The men started again at 6 p.m. and made six miles to land owned by Jim Hamilton. He gave the men a good dinner and had the men’s shoes soled and mended. They next crossed three flooded creeks with Jim, riding a mule, as their guide. Due to rain, they made only seven miles, all uphill. The next day, they slept in a loft until 11 a.m. During the day the men heard many visitors discussing Sherman and the early end of the war. At night they started again with their guide but turned back after they heard of some troops near Asheville. Their next guide came early and conducted them, before daylight, to an old school house in the mountains. At midnight, they started again to ascend the mountains, reaching the top after a climb of 5 miles in 4 hours. Since the next stage was across the Blue Ridge and Black Mountains, they had to wait several days for the weather to clear, so they would not get lost in fog or snow drifts.

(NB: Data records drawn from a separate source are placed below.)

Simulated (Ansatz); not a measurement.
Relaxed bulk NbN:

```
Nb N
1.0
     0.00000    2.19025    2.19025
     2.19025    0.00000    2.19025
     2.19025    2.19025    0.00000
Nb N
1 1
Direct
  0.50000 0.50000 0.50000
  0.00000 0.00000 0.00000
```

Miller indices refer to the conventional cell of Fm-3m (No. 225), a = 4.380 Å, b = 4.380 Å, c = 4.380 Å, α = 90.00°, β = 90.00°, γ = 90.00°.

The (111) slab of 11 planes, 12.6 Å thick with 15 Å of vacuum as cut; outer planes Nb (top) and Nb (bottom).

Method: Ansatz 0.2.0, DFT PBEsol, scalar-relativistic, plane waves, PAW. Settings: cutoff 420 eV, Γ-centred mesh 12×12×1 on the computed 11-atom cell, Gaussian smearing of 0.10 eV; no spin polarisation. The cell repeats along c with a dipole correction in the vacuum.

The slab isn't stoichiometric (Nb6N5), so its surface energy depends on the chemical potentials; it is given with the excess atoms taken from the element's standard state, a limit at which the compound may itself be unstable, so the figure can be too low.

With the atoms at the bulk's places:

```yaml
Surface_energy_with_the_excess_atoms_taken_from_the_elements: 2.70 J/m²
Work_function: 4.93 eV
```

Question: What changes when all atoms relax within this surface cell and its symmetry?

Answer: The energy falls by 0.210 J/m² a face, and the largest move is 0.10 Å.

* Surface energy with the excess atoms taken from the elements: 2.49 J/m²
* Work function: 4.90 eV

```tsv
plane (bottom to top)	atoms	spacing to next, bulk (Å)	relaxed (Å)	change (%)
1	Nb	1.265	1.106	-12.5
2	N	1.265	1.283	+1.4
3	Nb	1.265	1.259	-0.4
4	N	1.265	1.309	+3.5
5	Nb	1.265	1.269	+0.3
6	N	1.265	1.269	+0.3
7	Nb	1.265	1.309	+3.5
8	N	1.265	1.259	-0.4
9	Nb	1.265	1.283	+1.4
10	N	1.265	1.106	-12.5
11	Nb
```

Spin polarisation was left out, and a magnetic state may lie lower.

When the sun finally came out on March 5, the group started at 11 a.m., reached the top of the Blue Ridge at 4 p.m., and were down in the valley, on the west side, at sunset. Then they had a very rough march to the foot of the Black Mountains, which they reached at 1 a.m. on March 6. After a rest, they started early to climb the Black Mountains, which had no trail, and were very steep over rocks, stumps, and fallen timber. The group reached the top, 6,000 feet high, at 1 p.m. After a good dinner, they crossed over to the head spring of Caney Creek and passed rapidly down the creek. At daylight, they started again to the Ashville road. After traveling another 3 or 4 miles, and a rapid march over a steep range, James and the rest reached “Egypt” at the foot of Bald Mountain. The next day they reached the summit of Bald Mountain, then descended rapidly and reached the valley for dinner at 3 p.m.

Unfortunately, James did not recount the rest of the trip, but after traveling 350 miles in 28 days, James reached the Union lines and reported at Knoxville, Tennessee, on March 14, 1865. Two days later, he requested a leave of absence. The exact date of his arrival in St. Louis is not known. However, James and Molly got married in St. Louis on May 2, 1865, and later that month he was honorably discharged. After almost four years of military service, including 17 months as a prisoner, and 166 letters, James was home and started his life with his beloved Molly.